Why Housing Isn’t Affordable
As a young solicitor in Auckland in the early 1960s, I handled the conveyancing for a number of young couples who were buying their first home. It was one of the more satisfying parts of my work.
At that time, a deposit of just L50 ($100) would purchase, for a total price of L850 ($1700), what was called a deferred licence on a quarter-acre section. It was then possible to borrow the total cost of building a new house on the section through a low-interest 100% mortgage with the State Advances Corporation or the non profit-making building society with which the young couple had been saving and of which they were members and co-owners.
These arrangements promoted what was then virtually the highest rate of home ownership in the developed world. Many young families were enabled to bring up their children in the secure environment provided by ownership of their own homes. But I suppose we must have been doing something wrong, because that system was changed for what was supposedly something better.
We know that the changes have achieved their purpose because of the huge fortunes made out of the housing sector by property developers over recent decades and the even greater profits from lending on mortgage made by our Australian banks and repatriated to Australia. In that respect, the changed policies have been a roaring success.

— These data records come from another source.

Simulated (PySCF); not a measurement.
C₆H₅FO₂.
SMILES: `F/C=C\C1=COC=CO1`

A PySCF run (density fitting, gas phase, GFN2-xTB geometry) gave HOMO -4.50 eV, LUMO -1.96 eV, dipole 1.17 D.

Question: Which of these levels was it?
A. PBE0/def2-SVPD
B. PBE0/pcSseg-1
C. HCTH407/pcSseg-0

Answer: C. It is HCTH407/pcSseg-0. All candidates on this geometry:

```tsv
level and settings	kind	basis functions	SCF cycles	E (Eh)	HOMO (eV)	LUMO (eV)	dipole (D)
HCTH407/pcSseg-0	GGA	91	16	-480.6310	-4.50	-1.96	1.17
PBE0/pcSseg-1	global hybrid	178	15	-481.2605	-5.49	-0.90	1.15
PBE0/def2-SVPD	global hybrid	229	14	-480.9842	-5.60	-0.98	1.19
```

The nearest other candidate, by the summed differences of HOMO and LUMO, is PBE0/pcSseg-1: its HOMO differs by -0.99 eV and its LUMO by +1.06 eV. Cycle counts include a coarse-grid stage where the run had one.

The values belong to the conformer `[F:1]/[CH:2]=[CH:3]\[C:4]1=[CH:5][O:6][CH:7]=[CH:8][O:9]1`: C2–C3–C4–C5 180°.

What a pity, though, that the impact on the availability of affordable housing was not so positive. By the time I returned to New Zealand in 1994, home ownership had passed beyond the reach of many young families; and housing is even less affordable today, with the result that home ownership rates have slumped and we are rapidly approaching a housing crisis.
The government is of course concerned. It would like to do something to help, as witness their response this week to the recommendations of the Productivity Commission on the subject. True to form, however, they look everywhere for solutions rather than where the real responsibility lies.
The government prefers to avert its gaze from what has really happened to create the housing crisis. The fortunes made from property development by some of our most successful business leaders have come from somewhere – and that “somewhere” is an important element in the hugely inflated prices now being asked and paid for houses. The very term “property development” gives the game away. The development value of property, which is almost entirely produced by the wider community’s success in building new communities and local economies, has been siphoned off into private pockets.
An even more significant factor has been the increasing role of the banks in financing house purchase. With the replacement of mutually owned building societies by profit-making banks, the whole nature of lending for house purchase has changed. The banks make most of their money from lending on mortgage. Its appeal is that it is risk-free lending, with houses providing real and immoveable assets as security. It is in the banks’ interests to go on lending ever more, whatever the consequences for individual borrowers or for the housing market or for the economy as a whole.
The banks have in effect applied a huge pair of bellows to the housing market and have accordingly inflated house prices to their current – and, for many, unaffordable – levels. They are about to start all over again, as the Auckland market already demonstrates. The increased prices being paid by house purchasers will in effect disappear westwards across the Tasman as bank profits. If we want an explanation of the huge rise in housing prices, that is where we should look first.
It is hard to exaggerate the price we pay for these excesses. Not only have we generated a quite unnecessary housing crisis, but we have also created a powerful mechanism for creating ever-widening inequality, as the untaxed capital gains as a result of house price inflation mean that wealth is in effect transferred to those who own homes and away from those who cannot afford them.
The huge increase in the money supply caused by inflated bank lending for non-productive housing purposes, moreover, seriously skews the whole economy. It diverts resources from productive investment and creates an inflation problem which we choose – unbelievably – to address by raising interest rates so that productive investment becomes even less attractive and bank profits grow even larger.
The government’s response to all of this? More of the same. Their “remedy” is to remove remaining restrictions on property developers – even to the extent of displacing families from their homes to allow private “redevelopment” to occur – and to bypass elected authorities so that the community interest or environmental concern can no longer inhibit the drive for profit. And they set their face against any change in the monetary policy that conveniently overlooks the damaging role played by excessive bank lending.
As on so many issues, the government’s loyalties seem to lie with its big business and corporate backers. As we assess the government’s plans, let us remember that families without decent homes, and children being brought up in unsafe and unhealthy conditions, need and deserve more than crocodile tears.